Pre-schoolers fund a rising Bear market

Rupert is back on our screens but he has his eye on more than TV revenue, says Huw J. Williams.

Rupert the Bear is 86 years old on 8 November. The anniversary of his first appearance as a Daily Express cartoon will see a remodelled Rupert in a new television show as part of Five’s Milkshake children’s strand. He is the latest well-worn children’s character to be given a makeover to appeal to a new generation and his reappearance on our screens marks the start of a campaign to make this old children’s favourite a lucrative global brand.

Getting a character on to television is merely the first step towards the real money: merchandising revenue. The UK pre-school product market is estimated to be worth £764m a year, and a significant percentage of these toys, clothes and other goods are emblazoned with images of television characters. Pre-school favourites The Tweenies generated over £400m during a three-year period for UK sales alone. Bob the Builder is shown in more than 200 countries.
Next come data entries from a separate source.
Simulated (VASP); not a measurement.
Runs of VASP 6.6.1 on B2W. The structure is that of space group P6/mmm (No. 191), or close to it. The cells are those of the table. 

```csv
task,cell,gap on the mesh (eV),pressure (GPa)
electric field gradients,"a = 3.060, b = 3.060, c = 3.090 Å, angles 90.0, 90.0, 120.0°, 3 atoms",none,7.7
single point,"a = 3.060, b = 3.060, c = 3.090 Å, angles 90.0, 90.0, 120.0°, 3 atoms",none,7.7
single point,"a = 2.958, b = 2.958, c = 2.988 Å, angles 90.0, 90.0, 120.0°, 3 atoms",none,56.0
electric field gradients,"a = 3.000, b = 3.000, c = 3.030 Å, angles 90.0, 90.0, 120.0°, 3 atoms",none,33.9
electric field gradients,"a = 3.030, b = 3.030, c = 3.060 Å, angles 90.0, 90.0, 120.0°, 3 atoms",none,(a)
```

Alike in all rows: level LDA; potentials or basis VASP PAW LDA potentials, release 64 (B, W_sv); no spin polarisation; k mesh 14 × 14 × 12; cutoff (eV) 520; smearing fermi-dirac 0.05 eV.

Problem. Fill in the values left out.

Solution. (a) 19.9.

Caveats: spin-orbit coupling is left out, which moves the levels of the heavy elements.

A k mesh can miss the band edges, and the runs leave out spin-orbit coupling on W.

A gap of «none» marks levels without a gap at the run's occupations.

But even a prime-time slot on children’s terrestrial television does not guarantee success. Children are incredibly selective about what they will take to their hearts. Jane Smith, group commercial director of Entertainment Rights, the company behind the Rupert relaunch, says that to work, a character has to have integrity: ‘The pre-school audience is pretty discerning. If they don’t like it they don’t watch it. They have to have an emotional connection before they will want to buy a Postman Pat jigsaw. They have to like the characters.’

Once that emotional bond is forged, the merchandising potential is not limited to toys. Global DVD sales are worth around £27bn annually, and the children’s segment of that market is 15-20 per cent. Then there are the clothes, books, stationery, foods, bedspreads, and myriad other items.

Though Rupert the Bear has been around since 1920, has had previous television programmes and flirted with merchandising, Entertainment Rights is not in a rush to market a swathe of products to tempt young consumers. This is in part due to the fact that the new Rupert has been give a makeover to bring him into line with the sophisticated tastes of today’s pre-school child. It is also because, when dealing with the under-fives, there’s no such thing as a pedigree, as Jane Smith points out.

‘Kids of three or four might have heard of Rupert through mum and dad, but he is not a character they are familiar with,’ she says.

‘We launched the website a month ago, driving consumers to the programme, and once it is on air we will work with Five to increase audience awareness. It will probably be six to nine months before you see any products at retail.’